One of the most obnoxious liberal talking points on guns involves the idea that guns, in and of themselves, cause gun violence. Apparently, as this argument goes, guns or “gun culture” cause law-abiding citizens to transform into murderous nuts. In other words, more guns must mean more gun violence.
The argument was famously made by sports writer Jason Whitlock and forwarded by Bob Costas on Sunday Night Football after a player reportedly murdered his girlfriend and killed himself. According to Costas and Whitlock, guns “exacerbate our flaws, tempt us to escalate arguments, and bait us into embracing confrontation rather than avoiding it." In other words, guns make us violent.

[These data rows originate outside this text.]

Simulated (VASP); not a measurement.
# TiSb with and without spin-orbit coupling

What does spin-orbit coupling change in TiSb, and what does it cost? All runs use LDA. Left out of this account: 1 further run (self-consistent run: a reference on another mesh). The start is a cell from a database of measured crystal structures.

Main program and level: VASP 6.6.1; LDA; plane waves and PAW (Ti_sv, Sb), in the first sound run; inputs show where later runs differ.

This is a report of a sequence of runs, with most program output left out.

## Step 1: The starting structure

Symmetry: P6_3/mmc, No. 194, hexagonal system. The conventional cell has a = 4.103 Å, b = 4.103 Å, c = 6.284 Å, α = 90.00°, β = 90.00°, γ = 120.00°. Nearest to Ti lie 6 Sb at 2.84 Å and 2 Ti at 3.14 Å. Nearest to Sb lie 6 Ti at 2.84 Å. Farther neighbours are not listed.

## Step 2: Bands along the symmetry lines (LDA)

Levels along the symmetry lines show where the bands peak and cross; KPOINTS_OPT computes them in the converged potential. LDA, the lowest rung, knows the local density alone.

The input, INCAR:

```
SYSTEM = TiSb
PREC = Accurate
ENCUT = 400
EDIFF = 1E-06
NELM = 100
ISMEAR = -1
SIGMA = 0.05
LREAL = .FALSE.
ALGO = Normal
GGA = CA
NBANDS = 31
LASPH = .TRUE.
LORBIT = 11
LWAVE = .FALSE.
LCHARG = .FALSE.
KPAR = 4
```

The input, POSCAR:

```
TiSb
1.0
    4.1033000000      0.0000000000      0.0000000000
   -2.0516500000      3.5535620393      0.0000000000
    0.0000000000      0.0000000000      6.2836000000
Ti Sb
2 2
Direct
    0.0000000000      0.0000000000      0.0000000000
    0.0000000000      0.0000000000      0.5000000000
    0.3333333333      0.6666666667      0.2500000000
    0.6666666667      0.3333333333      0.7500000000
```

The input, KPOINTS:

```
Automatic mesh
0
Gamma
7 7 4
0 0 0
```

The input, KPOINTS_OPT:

Obviously, this argument is as flawed as saying that refrigerators exacerbate our flaws, tempt us to escalate our eating, and bait us into embracing gluttony rather than avoiding it. However, it’s also an argument that doesn’t remotely match up with what the numbers tell us. In fact, the numbers tell quite a different story.
According to the latest Small Arms Survey conducted by the Graduate Institute of International and Development Studies, the U.S. tops the world in civilian gun ownership. We have 89 guns for ever 100 residents. That’s well above Yemen’s second place rate of 55 guns per 100 and nearly twice the rate of Switzerland which comes in third at 46 guns per 100 residents.
To put it bluntly, we have a lot of guns.
If Whitlock, Costas, and their allies are correct, that must mean that our gun murder rate is by far the highest in the world, right? We must be first in gun murders.
But, according to information provided by the UN’s Office on Drugs and Crime and compiled by the Guardian, the answer is an emphatic “No.”
The U.S. is not the world leader in the homicide-by-firearm rate. It does not even crack the top 25 in that category.
Instead, the U.S. has the 28th highest homicide by firearm rate of the countries in the report.
This phenomenon isn’t uniquely American, either. Switzerland, which ranks third in civilian gun ownership rate at 46 guns per 100 residents, has only the 46th highest homicide rate. Finland, which has the fourth most civilian owned guns at 45 guns per 100 residents, is 63rd on the list.
So, despite the blustering of Bob Costas and the like, guns do not appear to turn ordinary people into monsters. More guns do not, in fact, mean more gun violence. Guns can be, and commonly are, used in a responsible manor by people all over the world and, especially, here in the United States.